Threadripping under Debian
Getting a Threadripper machine to work under Debian
After a long long time of more than eight years my old machine started showing hardware problems: first the power supply failed and had to be replaced. Next the CMOS battery died. It became clear that finally a replacement would be in order. When the first reports about AMDs Ryzen family came out and in particular with the Threadripper tests, I became interested. In the end, I waited until the Threadripper 2950X was available before ordering a custom-built machine from a local vendor. Here is the basic hardware setup:
- CPU: Threadripper 2950X (32 cores)
- Mainboard: MSI 399X Carbon
- Memory: 32 GB
- GPU: Nvidia 1060
- SSD: Samsung 970 Evo NVM 1TB
This post will describe what I had to do to on the software / linux side to bring the machine to a usable state.
Basic installation
As a Debian user of old and knowing that the latest Debian stable (Stretch) would not provide a recent enough kernel, I installed Debian Buster. This went more or less flawlessly. However, I can’t help but note that the installation of lvm and disk encryption (ie. lvm2 with lukssetup) provided by the Debian installer is really bad. It hasn’t improved one bit since ages: the automatic partitioning will come up with a crazy sizing scheme and there is absolutely zero useful support when you go manual. It’s easy to end up with an installation which looks like it succeeded but rebooting will end up on the rescue console because mounting the root volume group fails.

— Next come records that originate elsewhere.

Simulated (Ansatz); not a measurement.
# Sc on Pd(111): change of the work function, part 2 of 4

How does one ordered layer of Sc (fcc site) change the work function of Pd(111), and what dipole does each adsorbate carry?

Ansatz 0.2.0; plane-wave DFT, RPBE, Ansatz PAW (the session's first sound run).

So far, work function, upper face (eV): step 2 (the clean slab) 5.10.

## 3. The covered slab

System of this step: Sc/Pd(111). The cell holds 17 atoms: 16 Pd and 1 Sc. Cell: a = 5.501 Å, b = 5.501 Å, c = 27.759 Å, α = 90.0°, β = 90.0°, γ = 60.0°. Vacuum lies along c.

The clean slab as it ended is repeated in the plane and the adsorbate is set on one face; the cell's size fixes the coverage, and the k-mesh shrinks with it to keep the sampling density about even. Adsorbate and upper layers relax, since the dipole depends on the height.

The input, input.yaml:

The only other noteworthy thing is that I directly installed the proprietary Nvidia drivers because the free nouveau driver doesn’t really support any of the “newer” and more advanced 10X0 cards from Nvidia. As I am a LXDE user, that was of course the desktop environment I installed. However, I installed LXQt and KDE along with it, to also learn about their current state, but went quickly back to LXDE — LXQt is supposed to be the successor of LXDE but it’s currently not really in a comparable state.
I also installed Gnome briefly, only to discover that it’s trying to use Wayland which apparently has problems with the Nvidia drivers. I couldn’t make it work and as I was never a big Gnome fan anyway, I simply threw out Gnome again.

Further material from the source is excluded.